The “edge of chaos” doesn’t exist in my world. Yes, I know it is only a metaphor, but I don’t think it is a very helpful one. The reason became obvious in a conversation I was having yesterday.

A government client is developing a massive information system to support a wide variety of functions. Old processes work in silos, abuse customers, are difficult to maintain, expensive to upgrade, and out of compliance with federal regulations. The vision is to create a system that is reliable and flexible, secure and accessible, coherent and optimized for individual functions, available to a wide network of users and tightly controlled, easy for newcomers and efficient for experts. In short the goal is to create an information environment that is simultaneously tightly and loosely constrained. Both technical and business experts wish there were an edge of chaos upon which they could build a system, but try as they might, no edge is in sight.
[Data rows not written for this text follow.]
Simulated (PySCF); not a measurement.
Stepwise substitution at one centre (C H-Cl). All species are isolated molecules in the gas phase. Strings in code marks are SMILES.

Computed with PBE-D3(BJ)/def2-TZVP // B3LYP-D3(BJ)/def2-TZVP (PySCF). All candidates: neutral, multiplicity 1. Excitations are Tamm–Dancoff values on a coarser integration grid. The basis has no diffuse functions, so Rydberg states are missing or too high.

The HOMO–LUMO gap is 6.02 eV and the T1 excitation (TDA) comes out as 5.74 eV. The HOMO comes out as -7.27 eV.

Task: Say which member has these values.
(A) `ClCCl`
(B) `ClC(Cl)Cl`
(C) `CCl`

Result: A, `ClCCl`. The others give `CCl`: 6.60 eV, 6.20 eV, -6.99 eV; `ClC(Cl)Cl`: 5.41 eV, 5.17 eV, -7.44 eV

The business architecture, developed over the previous months, will help them navigate their way. Roger Sessions’ SIP methodology established a framework for quasi-independent, controlled interaction agents for business functions—ABCs (http://objectwatch.com/.) The current question is how to move this conceptual business design into a workable technical architecture and implementation platform.

We have been brought in to support the transformation of the human system as the information system moves through its various phases of development and implementation. If the technical solution is messy, you can imagine how much more messy the human beings and their constructs are. The meeting yesterday was a perfect example—business and technical leaders are working out fundamental assumptions and approaches. One of the key questions is whether the project will be managed as a single unit—built or outsourced—or whether it will be managed as a suite of complementary modules. Two points of view emerged. The one focuses on stability, security, risk reduction (or displacement), and ease of management. The other strives for the same things, but also adds adaptability, sustainability, and business fit into the mix.

The conversation began with a gulf between the two perspectives and the personalities that supported each. As we listed pros and consequences of greater and lesser constraint, the gulf narrowed to a line, and the line quickly morphed into a zone. Using the construct of adaptive action, the group drafted decision criteria for when to apply which approach. At various points, the conversation threatened to digress into philosophical debate. At those junctures, I suggested that we frame the dilemma and address it further when we have a specific, grounded situation in hand. I find that real work often clarifies the essentials and marginalizes the rest, so options for action become clearer in the concrete specifics.

On Monday we have an all-day meeting with business and technical stakeholders in the room. Again the questions of over- and under-constraint will shape our conversation. Again we will define the extremes and the practical zone of action that lies between. If we were thinking of this challenge as an edge, I think we would all be destined to fail. I will let you know how it goes.